Does the Table Have a Memory?

[WhiteJill]

Is it fair to say that if one is a non-advantage player, then the more hands you play, the more you play into their hands?

After studying black jack for several weeks as a way to make money, I am disillusioned, albeit not surprised, that such a thing is not possible, short of counting, and even that can be defeated by shuffling systems.

So we are left with BS, pun intended, which, as we all know, even if played perfectly, is just a way to minimize loss, not a way to make gain. As far as betting strategies are concerned, there are none. All are mathematically flawed and financially fatal. To reference the fallacy of “free-energy” junk science, you can’t get something from nothing.

Which brings me to my rhetorical question: Does the blackjack table, like the proverbial coin, have a memory? If the advantage is to the house, but I win a hand, or a series of hands with flat betting, or any other type of betting, Martingale or otherwise, which puts me over my original BR, is it not fair to assume that the more hands I play, the closer I come to losing that money? Is it not certain that continuing to gamble is not a gamble at all, but a sure bet that you will lose whatever you gained, and then some? Does not statistical probability insist on it? Is it not true that the more you gamble, the less of a gamble it becomes? If the answer is yes to those questions, then the table has a memory. Since “the table” does not care how long I am away from it, it remembers me as soon as I come back and takes back what it previously gave me, if it was kind enough to give me anything to begin with.

Which brings me to my exit question: Would it not then follow that the only “system” to shuffle off this mortal coil ahead of the game in blackjack, (and that is, presumably, what we all want) is to make a few big bets on the highest roller table available, get lucky, win two or three hands in a row, and never play again? Is that not, ultimately, the most mathematically realistic approach to making some money at this game, without having to just give it right back?

But what fun would there be in that, you ask – win a few big hands and never play again? No fun, other than the satisfaction of knowing you did the impossible for a non-advantage player. You can die knowing you beat the house.

 

[shadroch]

Or you could learn how to either count cards or count comps and play at an advantage.Did you really spend several whole weeks studying the game?
If you are looking to get rich quick,this isn't the game to do it in.
If you are looking for a way to subsidize your vacations,this might be it.

 

[EasyRhino]

The traditional explanation of things is that a coin has no memory (each flip is an independent trial). A blackjack shoe DOES have a memory, in that subsequent hands are dependent on previous ones. However, that dependency is not based on whether you win or lose (the basis for most "systems") but instead on the composition of the hands (card counting).

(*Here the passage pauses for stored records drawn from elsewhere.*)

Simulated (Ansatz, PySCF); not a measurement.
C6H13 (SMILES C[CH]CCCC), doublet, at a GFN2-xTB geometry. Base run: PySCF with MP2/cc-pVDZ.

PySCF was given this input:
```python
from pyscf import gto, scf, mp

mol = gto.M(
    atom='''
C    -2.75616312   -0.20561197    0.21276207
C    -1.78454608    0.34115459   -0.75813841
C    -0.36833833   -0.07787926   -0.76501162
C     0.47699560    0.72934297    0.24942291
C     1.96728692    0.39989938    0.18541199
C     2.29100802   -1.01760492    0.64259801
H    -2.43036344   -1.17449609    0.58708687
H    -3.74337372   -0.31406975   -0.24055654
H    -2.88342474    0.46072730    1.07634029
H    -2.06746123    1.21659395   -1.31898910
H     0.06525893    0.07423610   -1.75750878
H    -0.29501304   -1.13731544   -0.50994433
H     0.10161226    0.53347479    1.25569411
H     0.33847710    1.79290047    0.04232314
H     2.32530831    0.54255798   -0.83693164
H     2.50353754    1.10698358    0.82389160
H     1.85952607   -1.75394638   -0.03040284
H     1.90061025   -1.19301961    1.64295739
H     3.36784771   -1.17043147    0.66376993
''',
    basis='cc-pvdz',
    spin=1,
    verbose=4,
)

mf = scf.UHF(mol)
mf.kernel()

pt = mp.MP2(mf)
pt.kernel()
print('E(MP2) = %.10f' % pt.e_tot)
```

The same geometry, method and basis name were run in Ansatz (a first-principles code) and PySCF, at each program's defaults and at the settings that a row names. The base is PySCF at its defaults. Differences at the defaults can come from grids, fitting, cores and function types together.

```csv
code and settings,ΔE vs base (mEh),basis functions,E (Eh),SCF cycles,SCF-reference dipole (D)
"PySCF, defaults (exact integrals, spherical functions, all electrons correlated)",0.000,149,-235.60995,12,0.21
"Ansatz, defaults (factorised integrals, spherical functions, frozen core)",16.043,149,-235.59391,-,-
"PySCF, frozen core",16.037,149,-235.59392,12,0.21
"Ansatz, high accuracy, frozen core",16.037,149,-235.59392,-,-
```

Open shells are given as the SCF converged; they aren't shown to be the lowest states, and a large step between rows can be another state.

So, your statement is more metaphysical: any gambling device will remember that it's function is to take your money. Sure, why not, I'll buy that.

I can't really begrudge anybody any reason they would have to not gamble.

 

[Sonny]

Does the blackjack table, like the proverbial coin, have a memory?

No, and neither does the coin. The thought that things will “even out” is the basis of the Gambler’s Fallacy. Check out this link for a detailed discussion about this concept:

http://www.blackjackinfo.com/bb/showthread.php?t=9093

After studying black jack for several weeks as a way to make money, I am disillusioned, albeit not surprised, that such a thing is not possible, short of counting, and even that can be defeated by shuffling systems.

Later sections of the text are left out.